Virginia Postrel from the November 1998 issue
(Page 2 of 2)
Back in 1990, during the glasnost era, Soviet economist Victor Belkin told Americans that the Soviet gross national product was at best 28 percent of U.S. GNP, about half the Central Intelligence Agency's estimate. Once you factored in waste and extremely low-quality goods, he said, the Soviet standard of living was about that of China, much lower than U.S. analysts had believed. Although this estimate and others like it made a splash at the time, American commentators never really internalized the idea that Russians were as poor as Chinese, or that GNP estimates were way off. Neither, in some sense, did the Russians themselves.
Like the old Soviet economy, the new Russian one pretends to be larger and stronger than it is. On paper, everything looks worth much more than its real value. In Russia's old mining and manufacturing sectors, prices are arbitrary, indicating nothing about the market value of the product or labor. These "prices" work only because bills are paid in barter or not at all. Resources do not move from wealth-destroying enterprises into wealth-creating ones. Failing businesses do not disappear; they merely suck resources out of the rest of the economy. Economists Clifford Gaddy and Barry Ickes note that "there were more corporate bankruptcies in the U.S. in the past four weeks than the entire last year in Russia." They have coined the term "virtual economy" to describe what has replaced Soviet socialism.

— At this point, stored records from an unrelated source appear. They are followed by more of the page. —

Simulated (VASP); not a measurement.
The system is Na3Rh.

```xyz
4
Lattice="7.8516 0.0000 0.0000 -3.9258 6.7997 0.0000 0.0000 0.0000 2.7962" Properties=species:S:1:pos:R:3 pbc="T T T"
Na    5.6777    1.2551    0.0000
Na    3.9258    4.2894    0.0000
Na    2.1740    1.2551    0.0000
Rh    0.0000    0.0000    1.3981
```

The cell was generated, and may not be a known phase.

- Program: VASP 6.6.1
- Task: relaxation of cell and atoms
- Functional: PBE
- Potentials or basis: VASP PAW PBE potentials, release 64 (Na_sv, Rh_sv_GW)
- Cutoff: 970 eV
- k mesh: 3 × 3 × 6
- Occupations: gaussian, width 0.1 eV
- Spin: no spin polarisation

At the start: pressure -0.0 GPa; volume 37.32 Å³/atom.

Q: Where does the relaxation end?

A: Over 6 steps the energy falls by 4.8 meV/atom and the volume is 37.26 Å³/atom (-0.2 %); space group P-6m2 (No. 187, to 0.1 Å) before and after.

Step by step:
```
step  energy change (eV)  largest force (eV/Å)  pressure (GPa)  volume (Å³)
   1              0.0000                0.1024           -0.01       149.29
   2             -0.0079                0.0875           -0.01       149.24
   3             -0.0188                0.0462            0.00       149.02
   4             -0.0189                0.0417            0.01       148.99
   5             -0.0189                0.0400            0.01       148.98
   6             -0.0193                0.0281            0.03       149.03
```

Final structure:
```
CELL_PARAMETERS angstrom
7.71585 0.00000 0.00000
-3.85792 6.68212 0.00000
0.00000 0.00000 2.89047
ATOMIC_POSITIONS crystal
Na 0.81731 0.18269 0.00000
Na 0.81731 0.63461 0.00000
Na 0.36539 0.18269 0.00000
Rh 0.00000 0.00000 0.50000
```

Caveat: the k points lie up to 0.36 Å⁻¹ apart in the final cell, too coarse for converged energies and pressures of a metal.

The virtual economy props up old industrial plants whose products are worth less than the labor and resources that go into making them. Through taxes and IOUs, it continually transfers wealth from the few enterprises that produce value into value-destroying businesses and government payments, such as pensions. Many of the transfers are merely promises of future payments--hence, the miners and railroad workers who strike for back wages and the unpaid pensioners and soldiers who threaten political unrest--but everyone pretends they are based on something real. This process makes Russia poorer and poorer, and its economic problems harder and harder to address. Western aid only makes onmade the situation worse, by allowing the pretense to continue.
It may be, as Gaddy and Ickes pessimistically suggest, that the virtual economy is thoroughly entrenched, that the Russian political system won't tolerate the disruptions of letting value-destroying businesses fail. Even many "young reformers" have political connections to these enterprises and to Russia's "Rust Belt," underscoring the case for pessimism. Pretend capitalism may be the rule in Russia for a long time to come, further impoverishing the nation.
It is, however, just pretend. Russia is not the Soviet Union, but neither is it an example of how markets work. To suggest that it is may sound good on TV, but it's just as ridiculous as upholding Bill Clinton as a paragon of fidelity.